Most organizations are moving their IT systems to the cloud. In most cases, they are performing these migrations to increase the scalability of both processing and storage, and generally to free the organization from the limitations of on-premises systems. However, most organizations have not been leveraging the full capabilities of cloud platforms.
Even if we know that our systems will run on a cloud platform, we still design our data architectures as if these systems will run on an on-premises infrastructure. Yet cloud platforms enable us to simplify our data architectures in many ways. In this post, I’ll describe how file transfer can be simplified.
File Transfer in the On-Premises World
Consider all the current operational file transfer solutions. The number of files that are transmitted this way between different organizations is staggering. Files are transmitted batch-wise to suppliers, regulatory organizations, agents, and so on, and this requires work to be done by both the sending and receiving organizations. The sender must develop, maintain, manage, and schedule programs involved in creating and sending the files. The receiver, in turn, is responsible for developing, maintaining, managing, and scheduling programs involved in processing and storing the data. In addition to these drawbacks, the data that organizations receive has a high data latency, and the copied files must also be protected.
From File Transfer to Data-On-Demand
When cloud platforms are used, file transfer solutions can be replaced by much simpler data-on-demand solutions. The data to be transmitted would be stored in, for example, a SQL database on a cloud platform, and organizations would be granted the proper rights to access that data live. This data-on-demand approach implies that the data is stored once but used many times. It would make the data easier to use, because receivers would not have to copy the data to their own systems. The data latency would be greatly lowered, and there would be no need to develop programs to create and transmit files.

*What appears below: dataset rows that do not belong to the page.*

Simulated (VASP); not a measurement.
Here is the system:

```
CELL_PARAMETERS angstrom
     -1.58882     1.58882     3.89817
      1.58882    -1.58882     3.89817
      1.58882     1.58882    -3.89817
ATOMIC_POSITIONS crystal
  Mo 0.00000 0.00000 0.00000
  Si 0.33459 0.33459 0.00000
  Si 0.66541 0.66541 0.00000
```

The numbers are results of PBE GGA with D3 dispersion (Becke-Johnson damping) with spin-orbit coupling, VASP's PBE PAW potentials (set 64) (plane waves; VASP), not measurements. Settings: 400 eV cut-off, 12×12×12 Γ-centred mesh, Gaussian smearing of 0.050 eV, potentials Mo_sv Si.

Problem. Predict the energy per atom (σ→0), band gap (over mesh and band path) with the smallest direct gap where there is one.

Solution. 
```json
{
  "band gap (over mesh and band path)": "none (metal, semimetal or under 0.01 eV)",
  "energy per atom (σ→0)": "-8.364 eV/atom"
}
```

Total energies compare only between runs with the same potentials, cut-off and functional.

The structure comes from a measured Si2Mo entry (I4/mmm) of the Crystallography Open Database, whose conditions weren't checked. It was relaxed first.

Data Marketplaces using Data-On-Demand
An interesting example of this data-on-demand approach is Snowflake’s data marketplace offering. Commercial data marketplaces, such as Bloomberg and FactSet, have made data available to customers by storing it in the Snowflake data marketplace and enabling their customers to access that data on-demand. Technically, this means that their data is stored in tables of the Snowflake database running in the cloud. Normally, such data marketplaces would use file transfer to get their data to their customers. The latter would then need to transform that data and load it into their own systems so that it can be integrated with their own data. But with the Snowflake solution, all that work is no longer required. Customers can simply send SQL queries to the data marketplace in the same way that they can send queries to their own cloud-based or on-premises SQL databases. These data marketplaces have moved from file transfer, with all its drawbacks, to data-on-demand; they are really leveraging the full capabilities of cloud platforms.
Dealing With Scalability
Some may be concerned that the workload generated by all these data-on-demand users can be highly unpredictable, with the occasional high-activity peaks with respect to the number of concurrent users, the number of concurrent queries, the query complexity, and the timing of queries. If an organization wants to offer data-on-demand on on-premises databases, it must ensure that there is sufficient processing capacity to handle that workload, including the unpredictable peaks. This means that the organization may need to install an overcapacity of processing power. Unfortunately, most of the time, overcapacity of this nature is irrational.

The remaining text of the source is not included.